The BBC ran a story today that 200 Women’s Rights Groups are calling for an all out ban on the “right” to sexually abuse people in exchange for payment across the EU. Sweden led the way in this in 1999, and since then fewer men are coercing women into sex from the streets, while trafficking of women into Sweden has all but been eradicated.
Led by the European Women’s Lobby, which is an umbrella organisation for women’s rights organisations across Europe, including in the UK, Engender, Northern Ireland Womens’ European Platform and the National Associations of Women’s Organisation, it states that…
“The most important thing to understand about prostitution is that imposing sexual intercourse with money is a form of violence that shouldn’t be accepted”

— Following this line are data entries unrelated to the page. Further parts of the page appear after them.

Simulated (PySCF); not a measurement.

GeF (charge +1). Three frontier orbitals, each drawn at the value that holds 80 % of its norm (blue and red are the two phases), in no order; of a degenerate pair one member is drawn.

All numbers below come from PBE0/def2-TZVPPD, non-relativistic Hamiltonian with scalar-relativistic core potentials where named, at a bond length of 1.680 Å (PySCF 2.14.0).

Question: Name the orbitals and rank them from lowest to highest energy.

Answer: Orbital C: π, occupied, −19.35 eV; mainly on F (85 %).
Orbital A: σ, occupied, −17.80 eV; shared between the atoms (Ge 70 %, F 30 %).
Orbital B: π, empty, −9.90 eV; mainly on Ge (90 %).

This argument is countered most prominently by the UK Network of Sex Work Projects. This organisation – part funded through the University of the West of Scotland, is comprised of a range of organisations, many of which are not directly sex-work related, but associated with violence, imprisonment and drugs use, neither do nearly a third of them involve any client input into the services that they provide states…
[The criminalisation of men who sexually abuse people for payment] creates a legal and policy climate, in which sex workers are more stigmatised and socially excluded, and in which it is harder to offer [them] accessible support services,”
“It erodes sex worker safety and rights. The council of Europe should reject such laws and [instead] support initiatives and legal changes, which improve the social status and safety of sex workers and allow criminal justice authorities to focus their limited resources on violent and other crimes committed against sex workers.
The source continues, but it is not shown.